How to compile CUDA part to binary and store it in C array for further calls?


suppose, I have several kernels

void global A1(…)
{ …

void global A10(…)
{ …

and I want to compile them to binary and these binary part will be used in C sources later.

The reason why I need it: I have CUDA complicated algorithm that I do not intend to provide in sources, but I want to provide C/C++ code to my customer with CUDA binary and rest part as sources, that this project can be build in any possible Linux/Windows 32/64 platform.
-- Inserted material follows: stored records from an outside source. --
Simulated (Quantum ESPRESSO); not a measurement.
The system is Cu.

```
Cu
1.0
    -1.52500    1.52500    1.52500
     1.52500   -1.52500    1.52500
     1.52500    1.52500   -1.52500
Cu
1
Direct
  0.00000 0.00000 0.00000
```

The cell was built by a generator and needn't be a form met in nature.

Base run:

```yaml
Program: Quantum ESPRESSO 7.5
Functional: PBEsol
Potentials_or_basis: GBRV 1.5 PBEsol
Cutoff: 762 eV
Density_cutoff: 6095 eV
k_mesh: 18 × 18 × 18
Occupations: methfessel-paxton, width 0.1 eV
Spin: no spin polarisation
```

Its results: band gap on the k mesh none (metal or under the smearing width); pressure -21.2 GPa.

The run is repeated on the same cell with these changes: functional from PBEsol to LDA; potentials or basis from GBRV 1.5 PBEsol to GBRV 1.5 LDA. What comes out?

Can I put data from CUBIN or FATBIN file somehow into C array, and later us somewhere? If yes, please, suggest me how!

Thank you


nvcc has a library mode. I would have thought you could use that to build a library that can be linked against at runtime, much like CUBLAS.

If you mean -lib option, it is exactly what I want to escape! Please, correct me if you mean something different!

My customer asked for algorithm for Windows 32bit, Windows 64bit, all possible Red Hats (32 and 64 bit) and several SuSE. I have no possibility to build all possible libraries for all these platforms.

One possibility for me, to give him sources, but I do not want to open all my optimization tricks and mathematical part of the algorithm. So, I need CUDA part to be compiled but incorporated into sources.



I did mean the -lib option. But don’t you only have to build 32 and 64 bit DLLs and 32 and 64 bit ELF versions of your code?

Can’t you just load your cubin manually ???

It is just what I need to know how!!!

Just compile with -cubin flag your cu file, you’ll get a *.cubin file. Store it in your program as you want - as a static DWORD array, or as a resource, or load it via fread - your imagination is the limit here. I use driver api to operate on a cubin. For that purpose I wrote simple wrapper functions to manage kernel launches, i.e - you get something like this:

module = cuda::ModuleLoadData(sn::LoadResource(resourceid, "CUDA"));

fn_transpose = cuda::ModuleGetFunction(g_module, "_Z9transposeP6float2S0_ii");


cuda::Launch(fn_transpose, cuda::Dim(wx/16, wy/16), cuda::Dim(16, 16), cuda::Params(m_devM1, w, h));


The good thing about using driver api is that you don’t need to mess around with cuda runtime dll’s and you can simply just give a compiled library to your client, and no problems with different platform support such as x86 or x64 platforms.

I could share wrappers I use if you want.

Dear SergeyN,

yes, it is exactly what I want. I have cubin file, converted it to unsigned char array

unsigned char CUDA_KERNELS={…};

and want to call these kernels as you proposed. Actually I cannot find ModuleGetFunction and Launch functions in cutil.h, cuda.h Please, would you suggest me where they are, and where I can find some documentations or man pages for them, or, if it will be easy for you, may I ask you to provide a wrapper, as you proposed.

Thank you!


I told you that these are simple wrappers written on my own, i.e - ModuleGetFunction simply calls cuModuleGetFunction and checks for errors, Launch is a slightly more complex though. I can mail the source to you if you message me your mail address.

Also keep in mind that if you use this approach, then you need to append a zero-terminator byte to your cubin data , or cuModuleLoad will fail otherwise.

Hello sergeyn,

I am trying this approach, i.e, embed the cubin in resource section of dll, and loading it using FindResource, LoadResource, LockResource. passing the void* obtained by LockResource() to cuModuleLoadData generates an CUDA_ERROR_INVALID_IMAGE; I copied the resource to another buffer and added \0 to the end and try cuModuleLoadData again but it still returns CUDA_ERROR_INVALID_IMAGE.

I embed the cubin by adding a line in the .rc file as

IDR_CUBIN1 CUBIN “path\to\cubin.cubin”

Could you share how you pre-process your cubin to be included in resource?

ps: you should check out bin2c in your cuda/bin directory. that program is great.